What would it mean to imagine a festival dramaturgically? Can the frenetic, experiential, inherently polyvocal qualities of a festive “vibe” be effectively reproduced on the page? Or does the dramatic mode, with its demand for a singular structural progression, do inherent violence to the multifaceted ways in which festivals perform? These philosophical questions for the theatre intersect with the materiality of a postapartheid South Africa that increasingly understands itself as a festival capital, as a place where “creative cities” form a central focus of current economic policymaking. In this context, my imagined theatre attempts a double-move grounded in the specificity of the tiny dorp of Grahamstown during the annual National Arts Festival.
It begins by converting the theatrical audiences that “take in” festival shows into objects of theatricality, a preparatory move that implicates spectators as participants in the production of the city aesthetic that follows. Articulations of this aesthetic take place in the next two “vistas,” a term which I have chosen over “scenes” because they require no sense of dramatic arc, and because they allude to a kind of futurity untethered from the stringency of the now. Instead of a logical progression of dramatic action, these vistas are self-contained worlds that seamlessly pass into and out of one another through shifting audio-visual aesthetic paradigms (the vistas, in fact, are interchangeable and can be reiterated into infinity).
I based this imagined theatre off three years of ethnographic observation of Grahamstown’s “11 Days of Amazing!” I combined images, people, and stories I recorded during this fieldwork with my own take on pressing civic tensions: the securitization of city space, the neoliberalization of the festival organization, the racialized bifurcation of street arts and theatergoing. Perhaps those who have attended the Grahamstown festival may see something of their experience represented in these grounded details; but, in some ways, the idyllic Grahamstown constructed here, bears little resemblance to the Grahamstown of today—it is utopic, meant in the best sense of the word.
Festinos always seek a mythical “vibe,” a special affect created when art feels exciting and fresh, when diverse performance traditions intersect, when racial and socio-cultural barriers wither away to allow fleeting moments of communality. By momentarily embracing the tyranny of the dramatic form I hope I have created some semblance of the atmospheric qualities of the best moments of today’s festival vibe, while also emplotting an aspirational vision of a vibe yet to come.
Vista 1: A darkened auditorium with risers climbing twenty feet in the air. We see a packed house. The audience stares straight ahead. Shadows of the dancers it is watching dart energetically across the audience as a cello concerto crescendos. A few people squirm in their thin, navy, “Standard Bank”-emblazoned seat cushions. A teenager in front not-so-discretely pulls out a glowing rectangle to pop off a quick text. A man in the center wretches right and then left, trying in vain to get rid of the crick in his neck.

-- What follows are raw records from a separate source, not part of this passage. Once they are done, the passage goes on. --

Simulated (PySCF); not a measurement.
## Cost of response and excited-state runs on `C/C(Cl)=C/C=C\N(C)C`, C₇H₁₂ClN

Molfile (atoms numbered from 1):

The music slows, and the shadows of the dancers follow suit. The silhouettes of two hands yawn towards one another—across the audience—meeting in the center as the music fades.
Lights down. After a brief moment, slow claps build to a thunder. Sharp, piercing whistles ring out. Lights come back up. The standing ovation begins immediately.
A few people don’t clap, but instead grab coat, hat, and gloves, and navigate down the risers to escape. They receive much shade from the cheering audience. As they open the exit door a bright, white light floods the auditorium, and the sound of marimbas drowns out the cheering crowd.
Vista 2: A chilly street just outside the auditorium. The marimba music that ended the previous scene continues through the whiteout, and now provides accompaniment that oscillates between quiet, virtuosic solos and mighty full-ensemble jam-out sessions. (author’s note: The music imagined here is the Ilithi Lelanga Marimba Ensemble, but any musical performance from Cape Town, Johannesburg, or Durban can be substituted, so long as it can make a party).
As the light fades, we see stretched out before us a long street built not of asphalt, but of a seemingly infinite tessellation of rectangular show posters, lain side by side like bricks. The road stretches towards a church in the distance, and is lined up and down with merchant tents, food trucks, and carpets where local women have lain out their homemade jewelry to sell.
A minibus taxi rounds the corner in a hurry; it is rushing patrons to a performance venue across the city. The lead marimba player sees this and quickly lays down a sizzling ditty; the taxi stops dead in its tracks—its electricity completely shot. A well-to-do woman, extremely late for her show, jumps out of the taxi and jogs frantically down the poster-lined road. She stops short when she hits a cloud of ganja smoke from a group of Rastafarians selling beanies, sandals, patches, and drums colored in all combinations of red, green, and yellow.
The woman rubs her eyes and blinks twice. She now notices the group of adolescent children from town just nearby, who are dancing traditional Zulu pair dances to the marimba music. She joins the small crowd that has gathered to watch them and puts the 120 rand she was going to spend on her show—which has now quite forgotten—into a hat being passed around.
A police officer passing by witnesses this. She ignores the ganja smoke and her orders to check the immigration status of festival merchants; instead, she saunters down the street, shimmying with the beat.
Vista 3: We have followed the police officer to another market square amidst several Victorian neo-gothic churches that are being used as performance venues. For the moment, the streets are almost empty since shows are commencing inside. On the wall of one church, we see a graffito picturing Steve Biko with the caption “Fuck Festival of the Rich” scrawled underneath. The words were written a long time ago, but have never been coated over by city authorities or touched up by the author—the paint is now old and peeling.
If we listen closely, we can still faintly hear the marimbas, but for the moment, the soundscape is dominated by a blind old man playing keyboard and singing out in isiXhosa. A middle-aged couple dance around him; nearby, two children (ages 8 and 10) wearing white face paint, sunglasses, beanies, and extremely baggy clothing stand perfectly motionless. They are statues for the moment; they wait for people to toss coins to them so they can dance the boogaloo as entertainment. Perhaps at some point this happens.
An economist from the local university rushes towards one of the churches to hand out post-show demographic surveys. As she nears the building the doors swing open and the audience clambers out into the streets, passing her by. In fact, all the shows have somehow ended at the same time, and the street has become flooded with activity.
The palpable buzz of the crowd threatens to drown out the singing man, but a long line of musicians arrive to augment his tune: Hare Krishnas chanting their repetitive chorus, a Kwaito DJ providing bass drops at opportune moments, a dreadlocked white guy playing guitar. The music never slips to cacophony, but steadily grows into an ever more complex series of interlocking melodies.
The economist tries fervently to hand out questionnaires, but it’s a madhouse—and she has another show to get to. She tosses the questionnaires into the air and they cascade down onto the crowd. She begins walking to the opposite end of the long, poster-lined street.